Even in a recent action
brought by GT&T seeking an injunction restraining a small net café from
providing "any international voice telephone or transmissions services
including voice over the internet services or transmissions," the
company notes in its Statement of Claim as a fact that "in 1989 Guyana
had the poorest telecommunications services in the Americas," adding
that "the technology used was old and the equipment antiquated." It went
on to point out the "exponential expansion in operating lines including
cellular phones and of international circuits," the company's investment
of US$140M and the growth, expansion and modernization of
telecommunication facilities in Guyana.
Need for balance
The President perhaps
was trying to add some balance to Ms Jagan's presentation which
continues a line consistently pursued by GT&T - tell Guyanese about how
much they have done for Guyana while ignoring what they have received in
return. The development has come at a huge price for the country and the
consumer. The company receives a guaranteed rate of return on its
investment in addition to massive advisory fees and reimbursement of
expenses which the company has done a poor job at justifying. GT&T is
hardly likely to be unaware that GTC was one of the country's most
profitable businesses even with its old technology and antiquated
equipment. And as any observer would know, by modern standards even in
the US the technology used in 1989 would now be considered ancient. The
President may also have felt that the government's contribution to the
Centre was not sufficiently emphasised, while that of GT&T might even
have been exaggerated. It has to be said, however, that that is hardly
something for which GT&T can be blamed.
The President might
also have been reflecting his government's frustration at the absence of
any competition in the telecommunications sector in Guyana. The monopoly
which GT&T enjoys hardly has a place in a modern business environment.
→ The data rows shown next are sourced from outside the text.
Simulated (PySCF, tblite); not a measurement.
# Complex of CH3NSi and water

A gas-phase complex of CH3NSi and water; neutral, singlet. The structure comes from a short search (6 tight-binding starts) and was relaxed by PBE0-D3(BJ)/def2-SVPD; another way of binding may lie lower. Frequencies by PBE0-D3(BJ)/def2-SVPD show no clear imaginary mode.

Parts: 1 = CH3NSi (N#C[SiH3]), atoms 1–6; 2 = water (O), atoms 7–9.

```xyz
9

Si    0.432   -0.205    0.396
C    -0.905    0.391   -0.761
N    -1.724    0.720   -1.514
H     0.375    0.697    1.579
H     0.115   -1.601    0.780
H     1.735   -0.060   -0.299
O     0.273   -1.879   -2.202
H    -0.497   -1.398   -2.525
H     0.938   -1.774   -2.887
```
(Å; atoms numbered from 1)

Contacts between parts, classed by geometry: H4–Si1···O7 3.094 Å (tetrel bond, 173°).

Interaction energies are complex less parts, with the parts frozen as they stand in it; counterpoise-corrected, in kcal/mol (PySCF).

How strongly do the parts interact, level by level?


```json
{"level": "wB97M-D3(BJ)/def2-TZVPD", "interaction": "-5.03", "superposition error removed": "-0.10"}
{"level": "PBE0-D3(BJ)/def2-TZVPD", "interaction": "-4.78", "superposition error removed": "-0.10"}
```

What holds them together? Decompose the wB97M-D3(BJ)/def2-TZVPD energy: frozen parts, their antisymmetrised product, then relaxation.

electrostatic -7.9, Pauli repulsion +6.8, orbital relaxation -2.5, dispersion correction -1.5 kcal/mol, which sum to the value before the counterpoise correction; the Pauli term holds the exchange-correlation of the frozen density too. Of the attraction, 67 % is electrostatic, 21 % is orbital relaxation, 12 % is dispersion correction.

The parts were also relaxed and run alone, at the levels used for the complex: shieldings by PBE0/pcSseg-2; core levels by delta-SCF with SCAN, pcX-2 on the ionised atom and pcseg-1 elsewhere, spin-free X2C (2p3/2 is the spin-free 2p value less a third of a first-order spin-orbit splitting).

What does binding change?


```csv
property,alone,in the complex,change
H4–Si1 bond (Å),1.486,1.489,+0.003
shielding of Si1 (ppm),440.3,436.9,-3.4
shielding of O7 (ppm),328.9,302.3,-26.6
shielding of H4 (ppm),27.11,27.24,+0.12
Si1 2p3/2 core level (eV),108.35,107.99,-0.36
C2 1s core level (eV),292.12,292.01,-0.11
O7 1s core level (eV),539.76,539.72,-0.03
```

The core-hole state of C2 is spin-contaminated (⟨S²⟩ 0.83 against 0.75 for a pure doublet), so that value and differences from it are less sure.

It has been several years now since the Government announced its
intention to bring an end to the monopoly which the company has
exploited to the hilt by a combination of an aggressive marketing
programme, a willingness to resort to the courts, the use of incumbency
and an attempt to corner the market before competition is inevitably
introduced.
Attitude
Even as the company
expresses some willingness to discuss its monopoly, it demonstrates an
attitude which many Guyanese find overbearing and arrogant. This was
very clearly brought out in 2000 when Ms Jagan said, "We are open to
talking but it must be on fair terms and we expect to be included in the
process from the start." The openness was welcome and the principle of
fairness most reasonable, but is GT&T not on slippery ground when it
suggests that it has a right to participate in and set conditions to the
formulation of national policy? GT&T is a stakeholder and its
contribution to the process would of course be valuable, but for it to
set terms for its participation seems to be going just a bit too far.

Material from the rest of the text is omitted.